Reference has been made to Vaihinger’s devouring appetite for knowledge. This, indeed, was extraordinary, and of almost universal range. There seem to have been few fields with which he failed to come in touch, either through books or by personal intercourse with experts. He found his way into all the natural sciences, he was drawn to Greek archæology and German philosophy; he began the study of Sanscrit with Roth. Then, realising that he had completely neglected mathematics, he devoted himself with ardour to analytic geometry and infinitesimals, a study which later he found philosophically fruitful. Finally, in 1874, he may be said to have rounded the circle of his self-development by reading the just published enlarged and much improved edition of F. A. Lange’s “History of Materialism.” Here he realised the presence of a spirit of the noblest order, equipped with the widest culture and the finest lucidity of vision, the keenest religious radicalism combined with large-hearted tolerance and lofty moral equilibrium, all manifested in a completed master-work. Moreover, the standpoint of F. A. Lange was precisely that which Vaihinger had been independently struggling towards, for it brought into view that doctrine of the place of fiction in life which he had already seen ahead. It is not surprising that he should generously and enthusiastically acclaim Lange as master and leader, though his subsequent work is his own, and has carried ideas of which Lange held only the seeds to new and fruitful development.[[40]]

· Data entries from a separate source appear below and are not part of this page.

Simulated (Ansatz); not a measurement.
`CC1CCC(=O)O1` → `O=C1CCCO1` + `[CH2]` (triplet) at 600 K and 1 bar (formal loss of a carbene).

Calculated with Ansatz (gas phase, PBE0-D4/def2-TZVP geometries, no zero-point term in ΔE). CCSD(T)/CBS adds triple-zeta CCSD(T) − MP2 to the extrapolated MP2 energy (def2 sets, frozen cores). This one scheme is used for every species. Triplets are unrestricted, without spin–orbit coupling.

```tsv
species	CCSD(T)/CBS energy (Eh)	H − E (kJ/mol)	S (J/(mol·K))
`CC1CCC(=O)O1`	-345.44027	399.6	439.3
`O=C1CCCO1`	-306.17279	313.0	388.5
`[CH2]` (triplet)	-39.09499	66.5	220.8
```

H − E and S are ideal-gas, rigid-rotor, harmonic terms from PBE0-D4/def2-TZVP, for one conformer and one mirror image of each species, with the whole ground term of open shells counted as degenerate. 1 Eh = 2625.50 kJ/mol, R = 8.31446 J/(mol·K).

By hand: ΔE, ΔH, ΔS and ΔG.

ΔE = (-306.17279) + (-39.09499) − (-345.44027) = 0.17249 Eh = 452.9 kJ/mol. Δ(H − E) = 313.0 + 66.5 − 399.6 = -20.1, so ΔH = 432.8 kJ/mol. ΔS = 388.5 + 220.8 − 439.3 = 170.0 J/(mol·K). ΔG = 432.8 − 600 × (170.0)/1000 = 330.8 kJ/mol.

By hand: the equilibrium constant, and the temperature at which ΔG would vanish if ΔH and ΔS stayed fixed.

It was in 1876-77 that Vaihinger wrote his book, a marvellous achievement for so youthful a thinker, for he was then only about twenty-five years of age. A final revision it never underwent, and there remain various peculiarities about the form into which it is cast. The serious failure in eyesight seems to have been the main reason for delaying the publication of a work which the author felt to be too revolutionary to put forth in an imperfect form. He preferred to leave it for posthumous publication.
But the world was not standing still, and during the next thirty years many things happened. Vaihinger found the new sect of Pragmatists coming into fashion with ideas resembling his own, though in a cruder shape, which seemed to render philosophy the “meretrix theologorum.” Many distinguished thinkers were working towards an attitude more or less like his own, especially Nietzsche, whom (like many others even to-day) he had long regarded with prejudice and avoided, but now discovered to be “a great liberator” with congenial veins of thought. Vaihinger realised that his conception was being independently put forward from various sides, often in forms that to him seemed imperfect or vicious. It was no longer advisable to hold back his book. In 1911, therefore, “Die Philosophie des Als Ob” appeared.
The problem which Vaihinger set out to solve was this: How comes it about that with consciously false ideas we yet reach conclusions that are in harmony with Nature and appeal to us as Truth? That we do so is obvious, especially in the “exact” branches of science. In mathematics it is notorious that we start from absurdities to reach a realm of law, and our whole conception of the nature of the world is based on a foundation which we believe to have no existence. For even the most sober scientific investigator in science, the most thoroughgoing Positivist, cannot dispense with fiction; he must at least make use of categories, and they are already fictions, analogical fictions, or labels, which give us the same pleasure as children receive when they are told the “name” of a thing. Fiction is, indeed, an indispensable supplement to logic, or even a part of it; whether we are working inductively or deductively, both ways hang closely together with fiction; and axioms, though they seek to be primary verities, are more akin to fiction. If we had realised the nature of axioms, the doctrine of Einstein, which sweeps away axioms so familiar to us that they seem obvious truths, and substitutes others which seem absurd because they are unfamiliar, might not have been so bewildering.